MA001: College Algebra

With quadratics, we were able to algebraically find the maximum or minimum value of the function by finding the vertex. For general polynomials, finding these turning points is not possible without more advanced techniques from calculus. Even then, finding where extrema occur can still be algebraically challenging. For now, we will estimate the locations of turning points using technology to generate a graph.

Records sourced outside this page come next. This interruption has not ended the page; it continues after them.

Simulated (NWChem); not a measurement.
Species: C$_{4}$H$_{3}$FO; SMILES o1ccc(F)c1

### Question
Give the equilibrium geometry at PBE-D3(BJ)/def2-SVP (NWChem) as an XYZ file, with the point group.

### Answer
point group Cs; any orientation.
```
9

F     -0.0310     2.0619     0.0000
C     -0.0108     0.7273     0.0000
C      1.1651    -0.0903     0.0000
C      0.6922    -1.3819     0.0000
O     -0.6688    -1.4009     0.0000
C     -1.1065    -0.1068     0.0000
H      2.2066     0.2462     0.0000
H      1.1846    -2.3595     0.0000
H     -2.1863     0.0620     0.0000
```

Each turning point represents a local minimum or maximum. Sometimes, a turning point is the highest or lowest point on the entire graph. In these cases, we say that the turning point is a global maximum or a global minimum. These are also referred to as the absolute maximum and absolute minimum values of the function.

LOCAL AND GLOBAL EXTREMA

A local maximum or local minimum at $x=a$ (sometimes called the relative maximum or minimum, respectively) is the output at the highest or lowest point on the graph in an open interval around $x=a$. If a function has a local maximum at $a$, then $f(a) \geq f(x)$ for all $x$ in an open interval around $x=a$. If a function has a local minimum at $a$, then $f(a) \leq f(x)$ for all $x$ in an open interval around $x=a$.

A global maximum or global minimum is the output at the highest or lowest point of the function. If a function has a global maximum at $a$, then $f(a) \geq f(x)$ for all $x$. If a function has a global minimum at $a$, then $f(a) \leq f(x)$ for all $x$.

We can see the difference between local and global extrema in Figure 21.

Figure 21

Q&A

Do all polynomial functions have a global minimum or maximum?

No. Only polynomial functions of even degree have a global minimum or maximum. For example, $f(x)=x$ has neither a global maximum nor a global minimum.

EXAMPLE 11

Using Local Extrema to Solve Applications

An open-top box is to be constructed by cutting out squares from each corner of a $14$ cm by $20$ cm sheet of plastic and then folding up the sides. Find the size of squares that should be cut out to maximize the volume enclosed by the box.

Solution

We will start this problem by drawing a picture like that in Figure 22, labeling the width of the cut-out squares with a variable, $w$.

Figure 22

Notice that after a square is cut out from each end, it leaves a $(14−2w)$ cm by $(20−2w)$ cm rectangle for the base of the box, and the box will be w cm tall. This gives the volume

$\begin{aligned} V(w) &=(20-2 w)(14-2 w) w \\ &=280 w-68 w^{2}+4 w^{3} \end{aligned}$

Notice, since the factors are $w$, $20–2w$ and $14–2w$, the three zeros are $10$, $7$, and $0$, respectively. Because a height of $0$ cm is not reasonable, we consider the only the zeros $10$ and $7$. The shortest side is $14$ and we are cutting off two squares, so values $w$ may take on are greater than zero or less than $7$. This means we will restrict the domain of this function to $0 < w < 7$. Using technology to sketch the graph of $V(w)$ on this reasonable domain, we get a graph like that in Figure 23. We can use this graph to estimate the maximum value for the volume, restricted to values for $w$ that are reasonable for this problem – values from $0$ to $7$.

Figure 23

From this graph, we turn our focus to only the portion on the reasonable domain, $[0,7]$. We can estimate the maximum value to be around $340$ cubic cm, which occurs when the squares are about $2.75$ cm on each side. To improve this estimate, we could use advanced features of our technology, if available, or simply change our window to zoom in on our graph to produce Figure 24.

Figure 24

From this zoomed-in view, we can refine our estimate for the maximum volume to about $339$ cubic cm, when the squares measure approximately $2.7$ cm on each side.

TRY IT #6

Use technology to find the maximum and minimum values on the interval $[−1,4]$ of the function $f(x)=-0.2(x-2)^{3}(x+1)^{2}(x-4)$.